It sounds like a stretched joke about a member of a boyband who abandons Catholicism on going solo, but in 2008-9 independent teams proposed what was called a semi-Dirac fermion; a quasiparticle with mass only in one direction. Now this logic-defying concept has been shown to be real, existing inside a crystal called ZrSiS (a name possibly being focus-group tested for a girl group as we speak).

Most subatomic particles have mass, whether small for electrons, or larger for protons or charm quarks. A few are massless, like photons. For a long time, it was debated whether neutrinos were massless or not, but that uncertainty is much easier to understand than something that switches between the two states.

Special Relativity holds that objects moving at the speed of light must be massless. That’s one of the reasons faster than light travel may be impossible – if you have mass you can’t travel at the speed of light, and we’re not sure how to get faster than that without out going through lightspeed. It would be nice if we could briefly shed our mass to cross the cosmic speed limit, but that seems unlikely.

However, quasiparticles – particle collections that behave as an entity (at least on some measures) – can show collective behavior impossible in any individual. This led researchers to propose the possibility of quasiparticles that would travel at light speed, and therefore be massless in one direction, but move more slowly than light in the other. However, there is – to put it mildly – often a gap between theoreticians’ speculation and what can be found. In this case, however, that gap was just 16 years.

“This was totally unexpected,” Dr Yinming Shao of Penn State University, who thankfully seems almost as bewildered as the rest of us, said in a statement. “We weren’t even looking for a semi-Dirac fermion when we started working with this material, but we were seeing signatures we didn’t understand – and it turns out we had made the first observation of these wild quasiparticles that sometimes move like they have mass and sometimes move like they have none.”

Shao’s team were shining infrared light on ZrSiS while applying a powerful magnetic field, a process known as magneto-optical spectroscopy, and studying the reflected light.

After cooling the ZrSiS crystal, which is a type of semimetal that conducts or resists depending on the direction of current, to near absolute zero and using the world’s most powerful sustained magnetic field, Shao said, “We were studying optical response, how electrons inside this material respond to light, and then we studied the signals from the light to see if there is anything interesting about the material itself, about its underlying physics.”

Some of what the team saw matched expectations, but other observations had the physicists baffled.

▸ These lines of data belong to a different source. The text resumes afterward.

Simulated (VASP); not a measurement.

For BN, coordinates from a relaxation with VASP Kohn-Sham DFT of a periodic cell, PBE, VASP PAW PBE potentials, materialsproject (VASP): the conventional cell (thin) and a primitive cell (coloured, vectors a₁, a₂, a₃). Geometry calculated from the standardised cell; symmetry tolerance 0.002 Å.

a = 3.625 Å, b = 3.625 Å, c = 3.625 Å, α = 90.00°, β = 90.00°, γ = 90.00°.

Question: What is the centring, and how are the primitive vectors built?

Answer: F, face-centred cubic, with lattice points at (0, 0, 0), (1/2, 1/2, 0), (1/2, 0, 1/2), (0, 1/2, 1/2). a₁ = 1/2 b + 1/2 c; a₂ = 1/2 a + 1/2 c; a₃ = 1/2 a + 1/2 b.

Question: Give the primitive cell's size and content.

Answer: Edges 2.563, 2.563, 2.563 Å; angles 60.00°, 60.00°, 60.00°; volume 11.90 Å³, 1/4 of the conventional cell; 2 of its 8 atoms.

Magnetic fields quantize the potential energy levels of electrons even when not orbiting an atom, making in-between energies impossible. The size of the jumps between levels are dictated by the strength of the field and the mass of the electron. Fermions with mass increase their energy levels in direct proportion to the field strength. In graphene, massless fermions have energy transitions that increase as the square root of the magnetic field (i.e. B1/2). In ZrSiS, the spacing between levels rose proportionally to the field to the power of two-thirds (B2/3), something predicted for semi-Dirac fermions, although not expected to occur in this environment.

At this point Shao and colleagues called in theoretical reinforcements to make sense of what they had found.

“Imagine the particle is a tiny train confined to a network of tracks, which are the material’s underlying electronic structure,” Shao said. “Now, at certain points the tracks intersect, so our particle train is moving along its fast track, at light speed, but then it hits an intersection and needs to switch to a perpendicular track. Suddenly, it experiences resistance, it has mass. The particles are either all energy or have mass depending on the direction of their movement along the material’s ‘tracks.'”

Shao is optimistic about applications because ZrSiS has a layered structure like graphite. The capacity to make one-atom thick graphite sheets, better known as graphene, has unleashed a flood of uses. 

“Once we can figure out how to have a single layer cut of this compound, we can harness the power of semi-Dirac fermions, control its properties with the same precision as graphene,” Shao said. However, it seems Shao has been collaborating enough with the theoretical physicists that some of their view of the world may have rubbed off on him. “But the most thrilling part of this experiment is that the data cannot be fully explained yet,” he said. “There are many unsolved mysteries in what we observed, so that is what we are working to understand.”

Remarkably, it’s not as though semi-Dirac fermions hadn’t been found because they’d been considered so unlikely no one had bothered looking. Instead, the team say proposals of the quasiparticle’s existence “ignited intense theoretical and experimental interest.” There were hopes of finding them in stretched graphene sheets, but even that famously strong material couldn’t handle that much strain. Still, what could be more in the spirit of quantum mechanics than a quasiparticle you can’t find when looking for, and that turns up when conducting a completely different experiment?

The study is published open access in Physical Review X.